Comment by kentonv
The Cache API is a web-standard API. We chose to follow it in an attempt to follow standards. Unfortunately it turned out to be a poor fit. Among other things, as you note, the "cache key" is required to be HTTP-request-shaped, but must be a GET request, so to cache the result of a POST request you have to create a fake GET request that encodes the unique cache key in the URL. The keys should have just been strings computed by the app all along, but that's not what the standard says.
We'll likely replace it at some point with a non-standard API that works better. People will then accuse us of trying to create lock-in. ¯\_(ツ)_/¯
> The Cache API is a web-standard API. We chose to follow it in an attempt to follow standards.
That's perfectly fine, but it doesn't justify the lack of support for non-GET requests though. The Cache API represents the interface but you dictate what you choose how to implement it. In fact, Cloudflare's cache API docs feature some remarks on how Cloudflare chose to implement some details a certain way and chose to not implement at all some parts of Cache API.

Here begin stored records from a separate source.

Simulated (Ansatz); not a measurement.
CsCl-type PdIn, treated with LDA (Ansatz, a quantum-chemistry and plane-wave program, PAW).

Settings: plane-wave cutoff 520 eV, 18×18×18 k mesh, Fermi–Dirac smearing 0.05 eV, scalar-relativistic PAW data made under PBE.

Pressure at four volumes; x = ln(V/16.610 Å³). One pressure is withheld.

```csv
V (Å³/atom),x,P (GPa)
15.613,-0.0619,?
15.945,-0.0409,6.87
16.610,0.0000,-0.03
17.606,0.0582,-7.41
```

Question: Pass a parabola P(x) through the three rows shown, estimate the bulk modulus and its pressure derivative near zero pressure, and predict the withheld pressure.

https://developers.cloudflare.com/workers/runtime-apis/cache...
Also, the Cache API specification doesn't exclude support for non-GET requests.
https://w3c.github.io/ServiceWorker/#cache-put
If Cloudflare's Cache API implementation suddenly supported POST requests, the only observable behavior change would be that cache.put() would no longer throw an error for requests other than GET. This is hardly an unacceptable change.